Still, I know from experience that reusability will happen, and your code will need some changes.
I also know, from experience, that memory-mapped IO is much faster in Java than other IO forms, so I figured I would have a kick at this problem.
I took my prime generator I had reveiewed here on Code Review previously ( Thread Safe Prime Generator ) and I generated the first 50,000,000 primes in to a file on my own system, then I tested your code against it (and after changing the file name to a parameter, it worked).
Out of interest, generating and writing to file of the primes took about 5 minutes on my computer - 311 seconds - much of which was probably IO time too.
Then, I converted your function to be:
public static int[] loadByQuantity(int argNumPrimes, String fname) {
int numPrimes = Math.min(argNumPrimes, 50_000_000);
int[] primes = new int[numPrimes];
try (DataInputStream in = new DataInputStream(new FileInputStream(fname))) {
for (int i = 0; i < primes.length; ++i) {
primes[i] = in.readInt();
}
} catch (IOException ex) {
throw new RuntimeException(ex);
}
return primes;
}The only difference is the file-name is now a parameter.

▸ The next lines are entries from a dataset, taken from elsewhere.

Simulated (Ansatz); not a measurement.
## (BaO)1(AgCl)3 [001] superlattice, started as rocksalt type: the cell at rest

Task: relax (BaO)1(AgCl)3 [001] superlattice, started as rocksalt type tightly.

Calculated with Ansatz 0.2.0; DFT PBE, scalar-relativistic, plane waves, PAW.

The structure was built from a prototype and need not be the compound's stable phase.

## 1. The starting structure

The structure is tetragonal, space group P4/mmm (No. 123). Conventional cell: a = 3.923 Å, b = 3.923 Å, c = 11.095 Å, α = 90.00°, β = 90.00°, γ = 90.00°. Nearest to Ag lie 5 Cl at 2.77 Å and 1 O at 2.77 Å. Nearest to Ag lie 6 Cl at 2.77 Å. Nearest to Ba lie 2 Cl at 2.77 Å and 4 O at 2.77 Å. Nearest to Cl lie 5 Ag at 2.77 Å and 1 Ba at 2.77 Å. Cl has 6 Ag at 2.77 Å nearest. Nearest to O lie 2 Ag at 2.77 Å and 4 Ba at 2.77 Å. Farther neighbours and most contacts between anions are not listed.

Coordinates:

Then I wrote a little test system to time how long your code took for me:
public static void time(Supplier task, String name) {
long nanos = System.nanoTime();
int[] primes = task.get();
System.out.printf("Task %s took %.3fms\n", name, (System.nanoTime() - nanos) / 1000000.0);
System.out.printf("Count %d\nFirst %d\nLast %d\n", primes.length, primes[0], primes[primes.length - 1]);
System.out.println("----");
}
public static void main(String[] args) {
int count = 50000000;
time(() -> loadByQuantity(count, "primes.dat"), "OP");
}I then implemented the same functionality using an NIO mechanism specifically using memory-mapped IO: http://docs.oracle.com/javase/8/docs/api/java/nio/MappedByteBuffer.html
This type of IO is designed to significantly reduce the amount of memory copies are made of the input file. It also means that Java reads the content out of the OS, without first copying it in to Java's memory space.
For the types of sequential IO this problem has, I expected the performance improvements to be significant.
Further, the MappedByteBuffer has methods
getInt() which also decodes 4 bytes in to an int for you: http://docs.oracle.com/javase/8/docs/api/java/nio/ByteBuffer.html#getInt--Here's the code I came up with. Note, I have used the same exception handling that you use, and also the same array initialization. I believe you should be throwing exceptions from these methods, and not just wrapping them in runtime exceptions:
public static int[] loadByNIO(int argNumPrimes, String fname) {
int numPrimes = Math.min(argNumPrimes, 50_000_000);
int[] primes = new int[numPrimes];
try (FileChannel fc = FileChannel.open(Paths.get(fname))) {
MappedByteBuffer mbb = fc.map(MapMode.READ_ONLY, 0, numPrimes * 4l);
for (int i = 0; i < numPrimes; i++) {
primes[i] = mbb.getInt();
}
} catch (IOException ex) {
throw new RuntimeException(ex);
}
return primes;
}I then ran the process a couple of times in the main method, and compared the results:
public static void main(String[] args) {
int count = 50_000_000;
time(() -> loadByQuantity(count, "primes.dat"), "OP");
time(() -> loadByNIO(count, "primes.dat"), "NIO");
time(() -> loadByQuantity(count, "primes.dat"), "OP");
time(() -> loadByNIO(count, "primes.dat"), "NIO");
}The NIO operation is, as expected, significantly faster... 1500 times faster
Task OP took 214163.250ms
Count 50000000
First 2
Last 982451653
----
Task NIO took 141.511ms
Count 50000000
First 2
Last 982451653
----
Task OP took 214633.128ms
Count 50000000
First 2
Last 982451653
----
Task NIO took 159.571ms
Count 50000000
First 2
Last 982451653
----I admit, it is far faster than I was expecting too.... but, the results are correct.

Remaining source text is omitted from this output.